Monday, April 14, 2003

Why the past two American military engagements have been unsatisfying so far: recapitulation of a biblical theme

Those of us who are in the least familiar with the history of art have come across at least one version of the Judith story as depicted by Michaelangelo, Botticelli, Carravagio, Jan Van Bijlert, or one of the many others who have depicted this scene from the apocrapha. It was a rather common theme in biblical art.

The story of Judith goes something like this: Judith's city was about to be attacked by Holofernies, the general of Nebuchadnezzer. Nebuchadnezzer (king of Assaryia (actually Babylon)) had just made a deal with all the neighboring provences that gave him the full right to repress and enslave all of them in exchange for not massacering them, and Bethulia, the Judean city was next. So Judith gets herself in to the enemy camp, gets herself seduced by Holofernies and cuts off his head as he sleeps. Afterward she takes the head and sneaks back to the Jeudean camp where the Jews are inspired by it, and Holofernies' arny is in dissarray without a general.

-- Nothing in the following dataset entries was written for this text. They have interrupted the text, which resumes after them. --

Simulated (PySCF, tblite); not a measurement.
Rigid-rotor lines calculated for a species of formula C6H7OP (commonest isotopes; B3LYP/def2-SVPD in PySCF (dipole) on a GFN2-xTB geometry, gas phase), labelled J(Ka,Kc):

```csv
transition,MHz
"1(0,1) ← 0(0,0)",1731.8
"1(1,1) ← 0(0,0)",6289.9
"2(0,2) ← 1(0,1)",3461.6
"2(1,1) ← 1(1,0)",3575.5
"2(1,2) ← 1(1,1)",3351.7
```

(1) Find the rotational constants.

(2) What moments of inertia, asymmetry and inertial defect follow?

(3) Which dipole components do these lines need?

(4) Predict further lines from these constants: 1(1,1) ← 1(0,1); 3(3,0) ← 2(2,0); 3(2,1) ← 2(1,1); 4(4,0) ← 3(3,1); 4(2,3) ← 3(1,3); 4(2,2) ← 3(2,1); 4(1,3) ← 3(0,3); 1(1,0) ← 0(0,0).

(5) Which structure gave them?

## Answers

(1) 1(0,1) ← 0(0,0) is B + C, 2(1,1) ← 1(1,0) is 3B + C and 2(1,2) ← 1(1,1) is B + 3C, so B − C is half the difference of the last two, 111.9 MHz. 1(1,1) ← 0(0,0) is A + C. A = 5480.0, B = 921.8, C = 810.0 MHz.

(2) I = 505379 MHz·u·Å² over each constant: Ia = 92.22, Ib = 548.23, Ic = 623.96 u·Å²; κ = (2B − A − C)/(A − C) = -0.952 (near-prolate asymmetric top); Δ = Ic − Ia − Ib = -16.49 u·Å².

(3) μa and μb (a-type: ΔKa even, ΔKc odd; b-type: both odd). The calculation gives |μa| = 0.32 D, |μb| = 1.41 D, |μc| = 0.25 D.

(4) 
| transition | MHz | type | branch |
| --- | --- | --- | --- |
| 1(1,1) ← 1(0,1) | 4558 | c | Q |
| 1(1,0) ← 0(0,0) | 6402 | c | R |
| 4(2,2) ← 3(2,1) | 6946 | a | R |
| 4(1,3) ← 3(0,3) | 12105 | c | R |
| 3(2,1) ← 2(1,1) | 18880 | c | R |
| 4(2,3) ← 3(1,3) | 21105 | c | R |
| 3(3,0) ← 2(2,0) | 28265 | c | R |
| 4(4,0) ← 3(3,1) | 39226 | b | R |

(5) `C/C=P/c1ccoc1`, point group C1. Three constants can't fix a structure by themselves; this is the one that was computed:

It seems to me that the story is really recapitulated in modern times (down to the Saadam comparing himself to Nebuchadnezzer in the past) except for one little detail - we do not have his head on a platter.

In both the Saddam Hussain and the bin Laden cases we have fought these massive battles without the satisfaction of seeing the leaders brought to justice, or without them being dead. We have had to settle for a fallen statue in Iraq, and there are no real defining moments in Afghanistan. When it came to the fall of the Berlin wall that was a symbol, but that was fine, because there was no one individual whose death would have signified the fall of communism. The wall itself was the symbol. In the case of Afghanistan, we wanted the man, same in Iraq.

We are in the end looking for something worthy of a michaellangelo painting. A statue with a flag over its head really didn't do it for me.